The House of Doors is based on real events in the lives of William Somerset Maugham and Dr Sun Yat Sen (Sun Wen), a revolutionary fighting to overthrow the imperial dynasty of China.
Tan Twan Eng cleverly structures the novel to mix fact and fiction. As he quotes Maugham: ‘Fact and fiction are so intermingled in my work … I can hardly distinguish one from the other.’
This is my feeling about this novel. Maugham travelled extensively with Gerald, his secretary-companion, listening to fellow travellers and using their stories in his own writing.
Tan Twan Eng narrates Maugham’s stay in Penang with Robert, an old friend, and his wife, Lesley. She becomes the narrator and the source of inspiration for Maugham’s book of short stories.
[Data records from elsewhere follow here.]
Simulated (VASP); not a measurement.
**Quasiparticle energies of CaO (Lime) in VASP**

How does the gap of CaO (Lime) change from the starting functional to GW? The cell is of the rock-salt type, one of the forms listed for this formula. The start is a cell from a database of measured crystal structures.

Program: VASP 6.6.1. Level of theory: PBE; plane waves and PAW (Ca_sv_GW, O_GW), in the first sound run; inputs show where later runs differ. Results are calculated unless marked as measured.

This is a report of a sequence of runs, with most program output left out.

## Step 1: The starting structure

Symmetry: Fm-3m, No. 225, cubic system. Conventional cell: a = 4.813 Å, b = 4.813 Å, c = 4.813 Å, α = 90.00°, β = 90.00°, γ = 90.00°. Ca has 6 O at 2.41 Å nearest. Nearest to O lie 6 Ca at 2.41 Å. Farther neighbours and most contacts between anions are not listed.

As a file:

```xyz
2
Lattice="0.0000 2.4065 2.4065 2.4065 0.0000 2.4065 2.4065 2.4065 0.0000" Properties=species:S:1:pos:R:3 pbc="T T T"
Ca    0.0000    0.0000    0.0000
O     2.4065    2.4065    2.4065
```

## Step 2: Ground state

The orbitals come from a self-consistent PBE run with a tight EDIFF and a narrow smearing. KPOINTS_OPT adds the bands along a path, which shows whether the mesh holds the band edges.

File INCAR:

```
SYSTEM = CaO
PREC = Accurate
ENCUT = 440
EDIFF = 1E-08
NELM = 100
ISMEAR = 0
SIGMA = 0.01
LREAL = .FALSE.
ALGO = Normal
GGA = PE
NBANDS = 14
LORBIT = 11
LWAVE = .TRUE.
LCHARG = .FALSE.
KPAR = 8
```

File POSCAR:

Maugham combs Lesley’s memory of her relationship with Sun Wen in Penang 10 years earlier. Lesley tells Maugham of her role in a group editing secret documents about corruption of the Chinese Government. She also confides secrets about her personal life – an unhappy marriage, gender choices, and her secret love affair in the House of Doors where Arthur, a Chinese co-worker, leads her. He keeps memories of his culture alive by saving decorated doors of temples and shopfronts, from becoming firewood.
Lesley also reveals her friendship with Ethel, charged with the murder of a man in Penang in 1910. Maugham immortalises this historical story of love and betrayal in The Letter. ‘We will be remembered through our stories … beyond even time itself,’ Maugham tells Lesley.
Tan Twan Eng’s extensive research of Maugham’s writings and Sun Yat Sen’s history gives the narrative authenticity. His description of place and characters is sensual and poetic. The tussle of relationships between individuals and nations and their secrets make this story alluring.
I am motivated to read more of his and Maugham’s books.
Reviewed by Judith Grace
ABOUT THE AUTHOR
Tan Twan Eng was born in Penang in 1972 and grew up in Malaysia. He worked as an intellectual property lawyer in Kuala Lumpur. He is the author of two novels, The Gift of Rain (2007), set in Penang before and during the Japanese occupation of Malaya in World War II, longlisted for the 2007 Man Booker Prize for Fiction; and The Garden of Evening Mists (2012), shortlisted for the 2012 Man Booker Prize for Fiction. His novels have been translated into Spanish, Italian, Romanian, Greek, Serbian, Czech, French, German, Dutch, Polish and Chinese. Tan Twan Eng divides his time between Kuala Lumpur and Cape Town.